I spent the better part of an hour trying to bang my head against Windows, gave up, and grabbed my Mac laptop, opened a terminal, and accomplished the end-goal in 10 minutes, which included writing my own hacky first-draft do_the_thing.bash file. More and more, my solutions (including production-ready solutions in some cases) start life as do_the_thing.bash, and eventually evolve into a proper script with error conditions, failure modes, self-checks to prevent multiple runs, etc. But mostly, they start as do_the_thing.bash, which I blame a developer friend for doing in front of me and thereby teaching me terrible habits.
My own personal goal, after I get back from my convention trip, is to throw away do_the_thing.bash and rewrite the entire process, soup to nuts, in python (including checking for ruby and installing it if needed, among other steps)(and yes, I know, but ruby is also a thing I should be learning, and I feel like this is a good test case for that). I'll be leaning heavily on my more advanced dev resources (aka, my friends Rachel and Matt), but this is the first project I feel really excited about trying on my own.

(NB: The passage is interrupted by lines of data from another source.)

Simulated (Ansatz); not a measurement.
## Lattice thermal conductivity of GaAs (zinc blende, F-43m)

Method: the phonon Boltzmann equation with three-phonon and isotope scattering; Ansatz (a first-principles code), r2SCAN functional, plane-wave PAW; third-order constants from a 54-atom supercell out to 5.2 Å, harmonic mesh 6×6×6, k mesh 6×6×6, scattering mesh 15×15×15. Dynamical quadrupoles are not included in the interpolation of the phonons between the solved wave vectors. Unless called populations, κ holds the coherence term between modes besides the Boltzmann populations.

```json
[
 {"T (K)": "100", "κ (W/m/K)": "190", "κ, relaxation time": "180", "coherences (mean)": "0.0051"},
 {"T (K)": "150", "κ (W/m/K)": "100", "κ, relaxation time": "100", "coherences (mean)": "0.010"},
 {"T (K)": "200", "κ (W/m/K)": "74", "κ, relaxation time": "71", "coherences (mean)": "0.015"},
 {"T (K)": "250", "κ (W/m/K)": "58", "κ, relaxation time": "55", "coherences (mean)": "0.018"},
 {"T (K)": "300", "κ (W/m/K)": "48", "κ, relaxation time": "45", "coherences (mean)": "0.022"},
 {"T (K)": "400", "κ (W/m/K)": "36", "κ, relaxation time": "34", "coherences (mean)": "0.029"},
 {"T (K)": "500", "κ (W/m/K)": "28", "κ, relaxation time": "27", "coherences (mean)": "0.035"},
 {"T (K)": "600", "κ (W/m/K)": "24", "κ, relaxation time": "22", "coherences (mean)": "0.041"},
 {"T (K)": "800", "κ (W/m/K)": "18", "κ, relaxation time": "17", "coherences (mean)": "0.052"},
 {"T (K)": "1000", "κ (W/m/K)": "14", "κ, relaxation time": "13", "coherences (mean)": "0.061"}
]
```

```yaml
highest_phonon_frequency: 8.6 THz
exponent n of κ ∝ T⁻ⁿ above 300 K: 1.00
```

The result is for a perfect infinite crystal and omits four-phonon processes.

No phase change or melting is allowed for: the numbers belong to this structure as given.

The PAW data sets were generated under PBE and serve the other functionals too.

When I was just making the transition from Tech Support person to DBA, I was often convinced that it was faster and easier for me to just execute a given command directly, rather than building a tool that executed a command. But as I've grown and matured, I've been put in positions where the execution of a particular command isn't the issue; it's the repeated execution of some set of commands that must be automated, and so I've built up a repository of script fragments
For now, though, I'm all about do_the_thing.bash. Or do_the_thing.py, or do_the_thing.js, or whatever. First build a skateboard. Then build a bicycle. Then build a motorcycle. (As a life-long motorcycle rider, we can just stop there.)